Posted Apr 01, 2011 05:40 am CDT
It did not take long for the seismic impact of the November elections to be felt throughout the federal government and in the public sector, as many programs supported by the ABA and other organizations are now finding themselves under siege. While the Obama administration and members of both political parties in Congress are emphasizing the need to reduce government spending, the Republicans who now control the House of Representatives are calling for immediate, drastic discretionary spending cuts and greater oversight of federal government programs.
But even before the 112th Congress convened in January, the ABA Governmental Affairs Office and its Standing Committee on Governmental Affairs took steps to bolster the association’s lobbying efforts on Capitol Hill in the new political climate.
While many organizations seek to wield influence through financial contributions, the nonpartisan ABA does not have a political action committee and does not contribute to campaigns. The association instead depends on effective advocacy by its leadership, lobbying staff and Grassroots Action Team, a group of ABA members who convey the association’s views to individual legislators through personal contacts. That is also the approach at the annual ABA Day event in Washington, when hundreds of bar leaders go to Capitol Hill for meetings with members of Congress. This year’s event is April 12-14.

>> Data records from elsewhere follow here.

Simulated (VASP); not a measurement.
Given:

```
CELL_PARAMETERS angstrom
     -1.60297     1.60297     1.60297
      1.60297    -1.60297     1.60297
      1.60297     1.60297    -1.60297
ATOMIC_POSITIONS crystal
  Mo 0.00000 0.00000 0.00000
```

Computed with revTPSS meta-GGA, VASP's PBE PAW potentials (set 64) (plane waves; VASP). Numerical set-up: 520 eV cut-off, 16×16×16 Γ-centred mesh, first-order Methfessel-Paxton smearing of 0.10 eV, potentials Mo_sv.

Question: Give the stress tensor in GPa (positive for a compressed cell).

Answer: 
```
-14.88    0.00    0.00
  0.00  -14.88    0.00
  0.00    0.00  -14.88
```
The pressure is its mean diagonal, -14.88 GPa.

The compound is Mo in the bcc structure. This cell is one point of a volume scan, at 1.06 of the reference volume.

For this Congress, the ABA’s lobbying strategy also includes eight expert lobbyists who will work as “advisers” to the Governmental Affairs Committee and the GAO staff. “Drawing from many years of various experiences in the congressional legislative process, we will be providing guidance to help the ABA effectively advocate on the issues the association has chosen for emphasis during the new Congress,” says one of the advisers, Frederick D. McClure, managing partner of the Washington, D.C., office of SNR Denton. McClure was assistant for legislative affairs to President George H.W. Bush, and he later served on the transition team for President George W. Bush.
The ABA’s lobbying efforts in the coming months will focus primarily on a list of legislative priorities that were set in February by the Board of Governors. The list recognizes that budget constraints will make it difficult to increase funding for existing efforts or to establish new programs. The priorities include continuing support for the Legal Services Corp. and other efforts to provide legal services to low-income civilians and service members, improving the criminal justice and immigration systems, protecting the independence of the judiciary, and promoting the rule of law. The association also is continuing efforts to oppose federal regulation of lawyers and enactment of federal changes in the tort system.
In other steps to bolster the ABA’s effectiveness in dealing with Congress and federal agencies, the GAO and other association entities are looking at ways to improve the general lobbying process.
First, the GAO staff must adhere to complex federal lobbying disclosure requirements and an executive order issued by President Barack Obama in January 2009 to limit the influence of “special interest” lobbyists. The president’s order covers topics like restrictions on gifts, hiring of former lobbyists, post-employment lobbying, and serving on federal agency boards and commissions.
On a broader level, the Section of Administrative Law and Regulatory Practice is planning to bring recommendations relating to the lobbying process to the ABA’s policymaking House of Delegates in August, when the association holds its annual meeting in Toronto. The recommendations are based on a report from the section’s Task Force on Federal Lobbying Laws, Lobbying Law in the Spotlight: Challenges and Proposed Improvements (PDF).
The report recommends separation of lobbying and political fundraising, more transparency in the reporting of advocacy work by outside firms, and a shift in enforcement of the law from Congress to an executive branch agency.